Indeed. The fat ranting grifter community faces particular challenges.

Jack C
Jack C
7 months ago

“The private sector is fundamentally unproductive in the UK”

Gosh, wait until he hears about the public sector

JuliaM
7 months ago

The man’s a loon!

Emil
Emil
7 months ago

“And there are whole communities starved of investment in the UK as a consequence of the private sector withdrawing from them, in effect, and that’s the truth that we have to face.”

This might actually be true. Now the logical question to ask would be “why?”. The correct answer is not to try to force private sector to invest in a given geographical area

Bloke in Wales
Bloke in Wales
7 months ago

The correct answer is not to try to force private sector to invest in a given geographical area

And to not tax them out of business, or out of the country at least.

Western Bloke
Western Bloke
7 months ago

“We’re told the UK is living beyond its means. But who exactly is living beyond them? It’s not schools, libraries, or the NHS. It’s not people in poverty. It’s the private monopolies and unchecked corporate profits.”

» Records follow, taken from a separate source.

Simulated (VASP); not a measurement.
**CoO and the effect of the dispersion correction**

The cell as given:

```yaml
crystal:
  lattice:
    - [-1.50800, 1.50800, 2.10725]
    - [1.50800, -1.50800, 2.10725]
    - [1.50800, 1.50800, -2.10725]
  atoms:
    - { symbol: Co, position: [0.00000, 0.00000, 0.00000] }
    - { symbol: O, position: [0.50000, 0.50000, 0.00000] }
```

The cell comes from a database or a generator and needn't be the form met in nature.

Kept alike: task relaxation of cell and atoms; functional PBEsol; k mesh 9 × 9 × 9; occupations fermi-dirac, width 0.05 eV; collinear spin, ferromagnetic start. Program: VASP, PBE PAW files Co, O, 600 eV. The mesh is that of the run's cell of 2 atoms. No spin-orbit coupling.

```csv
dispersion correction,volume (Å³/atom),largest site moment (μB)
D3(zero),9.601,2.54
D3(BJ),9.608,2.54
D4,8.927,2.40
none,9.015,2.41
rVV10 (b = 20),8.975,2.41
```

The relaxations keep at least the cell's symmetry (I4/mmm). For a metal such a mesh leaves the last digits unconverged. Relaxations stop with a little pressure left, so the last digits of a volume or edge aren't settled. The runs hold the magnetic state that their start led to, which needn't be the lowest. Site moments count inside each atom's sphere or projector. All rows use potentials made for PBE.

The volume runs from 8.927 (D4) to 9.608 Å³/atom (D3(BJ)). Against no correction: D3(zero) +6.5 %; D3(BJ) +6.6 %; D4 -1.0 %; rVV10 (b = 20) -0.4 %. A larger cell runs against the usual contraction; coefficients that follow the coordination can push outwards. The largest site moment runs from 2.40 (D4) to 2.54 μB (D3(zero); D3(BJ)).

Libraries are overwhelmingly a huge waste of money. They made sense when books were scarce and expensive back in the 1930s. But today, it’s cheap to make books. It’s so cheap, it’s cheaper than administering rentals. There is now a glut of books. Second-hand bookshops rarely exist. Charity shops are stuffed with them, little libraries in villages. And that’s just considering paper books. And not even counting travel costs. I buy these British Library Crime Classics on Kindle for about £3 each. It would cost me £8 to go to the library by bus to get it, and then to return it. Before we get into the cost of the library. And that sucks, because I have to return it in 2 weeks.

“It’s pushing up the price on things like  mobile phone contracts”

Good God. I pay £18/month for 100GB of 5G, including 30GB of roaming. I switched from to one of the cheaper companies on the same backbones. No idea if they have been increasing prices but compared to 20 years ago, that’s an utter bargain.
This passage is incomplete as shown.